79

In pandas, I am attempting to concatenate a set of dataframes and I am getting this error:

ValueError: Plan shapes are not aligned

My understanding of .concat() is that it will join where columns are the same, but for those that it can't find it will fill with NA. This doesn't seem to be the case here.

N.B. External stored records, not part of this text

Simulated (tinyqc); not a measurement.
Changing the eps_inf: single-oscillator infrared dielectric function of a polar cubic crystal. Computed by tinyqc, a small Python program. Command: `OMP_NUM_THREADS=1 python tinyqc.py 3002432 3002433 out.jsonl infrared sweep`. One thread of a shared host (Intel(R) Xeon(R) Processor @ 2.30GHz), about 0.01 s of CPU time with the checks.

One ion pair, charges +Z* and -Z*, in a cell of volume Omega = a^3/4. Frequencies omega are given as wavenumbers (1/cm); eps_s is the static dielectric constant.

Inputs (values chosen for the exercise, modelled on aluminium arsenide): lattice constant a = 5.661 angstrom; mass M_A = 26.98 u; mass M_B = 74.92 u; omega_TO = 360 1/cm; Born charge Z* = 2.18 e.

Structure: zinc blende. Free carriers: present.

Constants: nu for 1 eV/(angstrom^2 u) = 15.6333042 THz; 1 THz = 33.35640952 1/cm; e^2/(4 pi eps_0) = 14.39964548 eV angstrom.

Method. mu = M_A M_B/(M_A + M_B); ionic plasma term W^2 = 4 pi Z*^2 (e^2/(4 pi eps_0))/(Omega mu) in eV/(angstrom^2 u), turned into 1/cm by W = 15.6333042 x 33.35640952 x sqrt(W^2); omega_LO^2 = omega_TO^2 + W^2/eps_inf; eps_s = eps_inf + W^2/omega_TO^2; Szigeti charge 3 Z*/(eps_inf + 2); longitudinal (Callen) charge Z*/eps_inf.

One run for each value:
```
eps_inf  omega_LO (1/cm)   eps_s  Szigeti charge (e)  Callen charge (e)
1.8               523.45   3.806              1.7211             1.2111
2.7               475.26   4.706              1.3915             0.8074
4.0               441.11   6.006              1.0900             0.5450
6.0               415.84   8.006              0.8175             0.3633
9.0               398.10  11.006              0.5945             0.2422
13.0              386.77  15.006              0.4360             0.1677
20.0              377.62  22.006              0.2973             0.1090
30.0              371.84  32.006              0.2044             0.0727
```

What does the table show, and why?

Here's the concat statement:

dfs = [npo_jun_df, npo_jul_df,npo_may_df,npo_apr_df,npo_feb_df]
alpha = pd.concat(dfs)
Eric Leschinski
  • 146,994
  • 96
  • 417
  • 335
Lt.Fr0st
  • 999
  • 1
  • 7
  • 10
  • 4
    You're simply going to have to post some data and minimal example that throws this error. Bonus points for mocking up some output that you'd like to see. – Paul H Oct 07 '14 at 00:33
  • 2
    You have a trailing comma in your list: `dfs = [npo_jun_df, npo_jul_df,npo_may_df,npo_apr_df,npo_feb_df,<------ ]` remove this and try again – EdChum Oct 07 '14 at 07:31
  • 3
    Actually it should not make a difference if you have a trailing comma in your list it should still work, and even if your columns clashed it should still work. You need to post data and code that we can use to reproduce your error, note that I am running pandas version 0.14.1, what version of pandas, numpy and python are you running – EdChum Oct 07 '14 at 08:02
  • 2
    I recently had the same error, it turns out that I had a duplicate column name in the dataframe `df_e` when joining using an append statement `df=df_t.append(df_e)`. Before the statement worked fine, then I accidentally added a duplicated column and it gave them the same error statement as above. – jason Mar 06 '15 at 12:18
  • 1
    If others are getting this error (most likely due to duplicated column names) try: `df.columns.duplicated()` for each of the data frames. `pd.concat` can't handle duplicated column names. – Ram Narasimhan Feb 25 '20 at 15:50

7 Answers7

157

In case it helps, I have also hit this error when I tried to concatenate two data frames (and as of the time of writing this is the only related hit I can find on google other than the source code).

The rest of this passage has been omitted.